Some Backup Admins are quick to point out what is missing in this approach.  With backup tapes, there is a listing of the contents which can be indexed and searched.  In fact, as the data is being written to tape, in some backup solutions it can also be indexed to enable eDiscovery.  It should be obvious, however, that the same tape data that has traditionally been indexed for eDiscovery can also be indexed from Snapshots.  And like tape, the Snapshots are also read-only images.  (It is also possible to convert a read-only Snapshot into a writeable Clone, though, which is one of the reasons why WekaIO will soon be introducing a “software WORM” feature which will lock the file images in a designated Snapshot for a designated time period.)

And there’s more.  (Of course, there’s more!)  In the Petascale Era, for Disaster Recovery (DR), many data centers are leveraging a concept known as “DR-to-the-Cloud” to extend their modernized Backup to avoid the impossible alternative undertaking of “restoring” their whole environment.  This has many pragmatic cost-saving advantages for DR protection that is otherwise only possible to accomplish by mirroring all storage, networking, and compute infrastructure.  That would incur the significant cost of installing, configuring, and operationally maintaining a mirrored-data center at an offsite location.  And all data updates occurring in the primary location must be replicated to the remote location.  All costs associated with this old-school approach are incurred on an ongoing, recurring basis even if a DR event never occurs.  This is an expensive premium to continuously pay for an insurance policy, but it was unavoidable in many situations prior to the advent of robust public cloud alternatives.

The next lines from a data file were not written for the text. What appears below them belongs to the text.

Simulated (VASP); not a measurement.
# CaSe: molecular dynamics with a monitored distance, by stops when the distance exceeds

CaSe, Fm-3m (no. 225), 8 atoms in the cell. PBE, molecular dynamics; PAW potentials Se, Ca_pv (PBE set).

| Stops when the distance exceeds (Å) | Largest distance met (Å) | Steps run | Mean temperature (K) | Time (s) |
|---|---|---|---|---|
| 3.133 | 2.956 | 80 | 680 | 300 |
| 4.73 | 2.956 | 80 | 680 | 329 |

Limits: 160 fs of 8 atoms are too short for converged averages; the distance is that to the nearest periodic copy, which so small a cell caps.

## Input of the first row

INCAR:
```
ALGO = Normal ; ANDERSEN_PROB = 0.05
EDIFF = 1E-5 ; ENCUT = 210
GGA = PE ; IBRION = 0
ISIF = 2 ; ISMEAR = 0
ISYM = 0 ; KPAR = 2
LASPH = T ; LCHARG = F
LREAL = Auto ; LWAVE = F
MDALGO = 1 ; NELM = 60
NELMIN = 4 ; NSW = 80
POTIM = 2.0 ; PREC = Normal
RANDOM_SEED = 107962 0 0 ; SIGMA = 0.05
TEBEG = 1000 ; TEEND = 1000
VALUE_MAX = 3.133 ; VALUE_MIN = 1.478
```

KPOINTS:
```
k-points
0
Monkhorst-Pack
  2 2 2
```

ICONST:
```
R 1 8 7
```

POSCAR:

Consider the DR-to-the-Cloud alternative.  Wherever possible, it makes sense to create a situation where the cloud-based DR infrastructure can be elastically spun up on demand only when needed.  Almost all the associated costs of this approach occur only in the event of a disaster instead of continuously.  This opens a new world of Disaster Recovery strategies.  To enable these strategies, however, you do need to have a mechanism for making the data associated with your production environment available in the Cloud.

Using the WekaIO “Snap-to-Object” feature, the data and metadata together are captured for each filesystem, and can be echoed to the Cloud.  Any applications relying on WekaIO-based filesystem infrastructure can then be immediately be elastically spun up in the Cloud.  In this way, only Cloud storage costs associated with the Snap-to-Object image are incurred on a recurring basis.  If AWS is used, then the initial landing point would be S3.  If it meets your DR responsiveness requirements, you could also allow it to be subsequently migrated to the less-expensive AWS storage layers such as Glacier or other related archive-storage services provided by AWS.  In the unlikely event of a disaster at the primary location, the Snap-to-Object image stored by AWS could be rehydrated (perhaps after a delay of a few hours if it must first be re-staged to S3 from Glacier) into a new WekaIO storage cluster resident in the AWS Cloud.  Subsequently, the data would be wholly or partially loaded from S3 into local flash on AWS compute instances to meet your objectives for primary-storage performance for applications running on compute instances also spun up for your DR response. This Snap-to-Object feature allows for Disaster Recovery strategies at are effective at Petascale.


I should point out that an internet network link would be required for daily Snap-to-Object data transfers to AWS.  To establish an initial data copy in the Cloud, a large amount of data might have to be copied.  Either a high-bandwidth link would be needed; or an AWS Snowball device could be used to capture that initial “level zero” data set locally, then shipped physically to AWS.  Thereafter, unless the rate of data change is very high, it is likely that daily delta transfers would be done in the background over existing ordinary internet network links.

This DR-to-the-Cloud approach minimizes recurring costs while facilitating a rapid response to disasters that can be non-destructively tested at any time.  In the event of a genuine disaster, the Cloud could host operations for only the time it takes to correct the on-premises outage.  After that is done, a DR-to-On-Premises recapturing of the data from the Cloud to the revived primary environment would restore the original (or possible completely new) operational data center.  This is very simply done by performing the same Snap-to-Object process in the reverse direction.

The DR-to-the-Cloud solution leverages Cloud resources and the WekaIO Matrix filesystem to provide an effective way to implement Disaster Recovery strategies while eliminating the prohibitive costs of mirroring entire data center environments.  And like the Snapshot-based alternative to traditional Backup/Restore, it is similarly well-suited to the Petascale era by intentional design.